This colab notebook demonstrates how to use [sherpa][sherpa]
for offline (i.e., non-streaming) speech recognition.

It includes:
- How to setup the environment
- How to download pre-trained models
- How to use the pre-trained models for speech recognition

**Caution**: We will use CPU for demonstration, though [sherpa][sherpa] supports GPU.
The reason for not using GPU in this notebook is that Google colab  changes constantly the installed PyTorch and CUDA version, which would break this colab notebook if we were using GPU.

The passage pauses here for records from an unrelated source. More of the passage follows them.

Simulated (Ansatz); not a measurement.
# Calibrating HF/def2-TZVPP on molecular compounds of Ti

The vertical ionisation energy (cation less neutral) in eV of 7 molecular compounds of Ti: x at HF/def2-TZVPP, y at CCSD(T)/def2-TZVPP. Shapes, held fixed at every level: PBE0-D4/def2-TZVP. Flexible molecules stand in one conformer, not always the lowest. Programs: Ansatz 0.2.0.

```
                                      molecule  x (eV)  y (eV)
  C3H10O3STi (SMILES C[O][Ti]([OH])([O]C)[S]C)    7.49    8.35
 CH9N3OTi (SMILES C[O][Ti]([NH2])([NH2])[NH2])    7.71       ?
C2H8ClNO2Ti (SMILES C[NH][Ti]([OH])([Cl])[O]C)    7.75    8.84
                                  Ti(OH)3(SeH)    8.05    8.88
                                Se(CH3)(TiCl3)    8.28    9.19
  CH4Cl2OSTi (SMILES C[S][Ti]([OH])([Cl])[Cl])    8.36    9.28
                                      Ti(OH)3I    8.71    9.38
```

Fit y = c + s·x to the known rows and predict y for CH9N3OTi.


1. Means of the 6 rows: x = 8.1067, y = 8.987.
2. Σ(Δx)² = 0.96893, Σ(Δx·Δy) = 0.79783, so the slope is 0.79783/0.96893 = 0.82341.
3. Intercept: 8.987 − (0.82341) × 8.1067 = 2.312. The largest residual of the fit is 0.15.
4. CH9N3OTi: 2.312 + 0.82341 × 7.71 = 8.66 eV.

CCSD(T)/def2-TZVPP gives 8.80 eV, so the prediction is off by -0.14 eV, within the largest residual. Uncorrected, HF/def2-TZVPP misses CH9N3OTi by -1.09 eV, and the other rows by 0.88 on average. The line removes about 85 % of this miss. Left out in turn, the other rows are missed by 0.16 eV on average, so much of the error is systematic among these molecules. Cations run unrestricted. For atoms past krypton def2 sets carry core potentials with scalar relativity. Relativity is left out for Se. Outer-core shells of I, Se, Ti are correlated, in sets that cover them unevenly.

[sherpa]: https://github.com/k2-fsa/sherpa

# Setup the environment

## Install PyTorch

Instead of using the default installed PyTorch, we use the latest PyTorch, `torch 1.13.1`, as of today (2023.01.05) so that this colab notebook will still work in case Google changes the default version of installed PyTorch.

In [1]:
! python3 --version

Python 3.8.16


First, uninstall the default PyTorch installed by Google colab:

In [2]:
! pip uninstall -y torch torchaudio torchvision torchtext fastai

Found existing installation: torch 1.13.0+cu116
Uninstalling torch-1.13.0+cu116:
  Successfully uninstalled torch-1.13.0+cu116
Found existing installation: torchaudio 0.13.0+cu116
Uninstalling torchaudio-0.13.0+cu116:
  Successfully uninstalled torchaudio-0.13.0+cu116
Found existing installation: torchvision 0.14.0+cu116
Uninstalling torchvision-0.14.0+cu116:
  Successfully uninstalled torchvision-0.14.0+cu116
Found existing installation: torchtext 0.14.0
Uninstalling torchtext-0.14.0:
  Successfully uninstalled torchtext-0.14.0
Found existing installation: fastai 2.7.10
Uninstalling fastai-2.7.10:
  Successfully uninstalled fastai-2.7.10


Second, let us install the latest PyTorch `1.13.1` as of today (2023.01.05). You can change it as you wish.

In [3]:
! pip install torch torchaudio --extra-index-url https://download.pytorch.org/whl/cpu

Looking in indexes: https://pypi.org/simple, https://us-python.pkg.dev/colab-wheels/public/simple/, https://download.pytorch.org/whl/cpu
Collecting torch
  Downloading https://download.pytorch.org/whl/cpu/torch-1.13.1%2Bcpu-cp38-cp38-linux_x86_64.whl (199.1 MB)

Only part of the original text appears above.